Soft-Firm distills work and workspace into a wireless booth that can reflect and amplify our natural surroundings, allowing absolute freedom of movement.
In the lead up to each issue, we challenge emerging designers to respond to the Frame Lab theme with a forward-looking concept. With their myriad services, central locations and responsibility to adapt to the times, education facilities are well positioned to serve the greater public off their roster. For Frame 144, we questioned how the rise in popularity of hybrid work models has increased the need for alternative settings to the (home) office. But what shapes should these settings take and what should they offer? We asked three creative practices to share their ideas.
Soft-Firm, based in New York City and co-founded by Lexi Tsien and Talitha Liu, has created remote working spaces that suggest a digital turn to a pastoral and nomadic subsistence. The 'phone booths' are outfitted with power outlets and work surfaces and feature mirrored exteriors that visually embed them within their natural context.
NYC-based Lexi Tsien (left) and Talitha Liu (middle) cofounded interdisciplinary practice Soft-Firm. Tanvi Rao joined the team as a junior designer in 2020.
What’s your view on the notion of the office today?
TALITHA LIU: The office today is a state of mind. While the office space was once an indispensable social and technological infrastructure for work, digital technology now renders it obsolete in favour of devices, platforms, apps and clouds. Access to an internet connection is more important than the physical space of work. The dogmatic grid of the modernist office has been dissolved and diffused into public and private realms. Less office space equals less architecture.
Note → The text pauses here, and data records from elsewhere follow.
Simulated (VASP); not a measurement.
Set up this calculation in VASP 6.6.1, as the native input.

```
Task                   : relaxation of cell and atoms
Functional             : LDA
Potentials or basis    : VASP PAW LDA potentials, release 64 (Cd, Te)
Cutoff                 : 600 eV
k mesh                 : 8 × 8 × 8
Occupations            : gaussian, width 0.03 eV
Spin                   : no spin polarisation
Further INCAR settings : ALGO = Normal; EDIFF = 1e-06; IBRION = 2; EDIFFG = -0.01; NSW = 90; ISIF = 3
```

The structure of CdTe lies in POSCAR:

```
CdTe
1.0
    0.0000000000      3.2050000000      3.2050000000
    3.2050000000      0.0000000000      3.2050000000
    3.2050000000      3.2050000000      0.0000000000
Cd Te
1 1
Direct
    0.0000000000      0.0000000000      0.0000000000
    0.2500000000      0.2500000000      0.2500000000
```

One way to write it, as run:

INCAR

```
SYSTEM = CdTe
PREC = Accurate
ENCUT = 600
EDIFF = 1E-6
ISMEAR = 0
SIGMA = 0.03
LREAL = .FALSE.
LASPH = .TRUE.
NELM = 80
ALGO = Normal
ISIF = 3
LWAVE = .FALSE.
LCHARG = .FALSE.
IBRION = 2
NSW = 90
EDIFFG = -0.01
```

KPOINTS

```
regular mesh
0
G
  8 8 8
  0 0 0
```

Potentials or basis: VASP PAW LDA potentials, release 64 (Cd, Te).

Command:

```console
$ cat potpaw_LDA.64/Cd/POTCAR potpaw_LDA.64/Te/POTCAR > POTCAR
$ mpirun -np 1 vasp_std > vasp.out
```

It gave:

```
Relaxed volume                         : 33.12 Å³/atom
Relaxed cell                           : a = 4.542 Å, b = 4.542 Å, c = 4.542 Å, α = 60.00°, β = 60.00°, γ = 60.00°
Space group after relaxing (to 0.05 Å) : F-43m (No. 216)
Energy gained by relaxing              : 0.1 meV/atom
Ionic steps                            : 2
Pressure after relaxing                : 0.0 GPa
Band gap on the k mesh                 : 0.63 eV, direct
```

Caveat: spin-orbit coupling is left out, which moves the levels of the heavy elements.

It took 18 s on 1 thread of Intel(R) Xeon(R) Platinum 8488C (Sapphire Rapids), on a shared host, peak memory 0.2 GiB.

What was your starting point to envision an alternative (home)office setting?
LEXI TSIEN: We decided to look back to the Continuous Monument, a conceptual model for total urbanization by the Italian architects of Superstudio. Developed in 1969 as a critique of the urban planning at that time, this proposal envisioned a single piece of architecture extending as a continuous formation over a grid system and spanning the natural landscape, ultimately rendering the world as a uniform megastructure. We took a cue from the singular unifying act of their Continuous Monument, which nurtures and reflects the natural world rather than obliterating it.
How does your proposal differ from Superstudio’s concept?
LT: Instead of one singular extended megastructure, our proposal sees work and workspace as discreetly atomized pixels of programme. We identified the phone booth as the most irreducible unit of workspace – satisfying basic needs for connection, and visual and acoustic privacy. These phone booths, which are fitted out with power outlets and desk space, can function as remote workstations, dotting the natural landscape. Absent the modernist grid, the pixel unit is stretched into a rhombus – emphatically thin and oblique, giving an illusion of axonometry. Their shape is recombinatory in radial clusters or linear bars, allowing for the grid to be pinched, pulled and distorted, no longer a top-down, totalizing force. We imagine these pixels tapping into light infrastructure; 8G Wireless is supplied through lightning poles and drones deliver our most essential goods with a single swipe.
The booths can be configured in bars or clusters, challenging the modernist grid and suggesting more open relationships among work, nature and each other.
Why did you choose to envision a physical setting, while virtuality has become the dominant mode of experience and communication?
TL: Working remotely enables us to plug in and virtually meet up in any setting as we migrate from platform to platform. And yet, an exclusively virtual world is disorienting and fatiguing. Architectural surroundings can help us to physically ground ourselves and relieve our domestic spaces from the burden of work.
How will your design relate to the natural landscape?
LT: Their mirrored exteriors reflect and amplify their environment so one must move around it to understand its material presence. Thus, the office becomes subordinate to nature.
What lifestyle changes do you hope your concept will instigate?
LT: The extreme atomization of work and our societal shift online is an opportunity to return to nature, rather than exploit it. Like sheep, we will roam the digital pastoral – playing, grazing, working, sleeping – and our impact upon the earth may have a lighter touch. Will the digital nomads among us find food from the land? A radical return to a quasi hunter-gatherer mode of communal subsistence suggests a new frontier that will dissolve the bounds of personal property.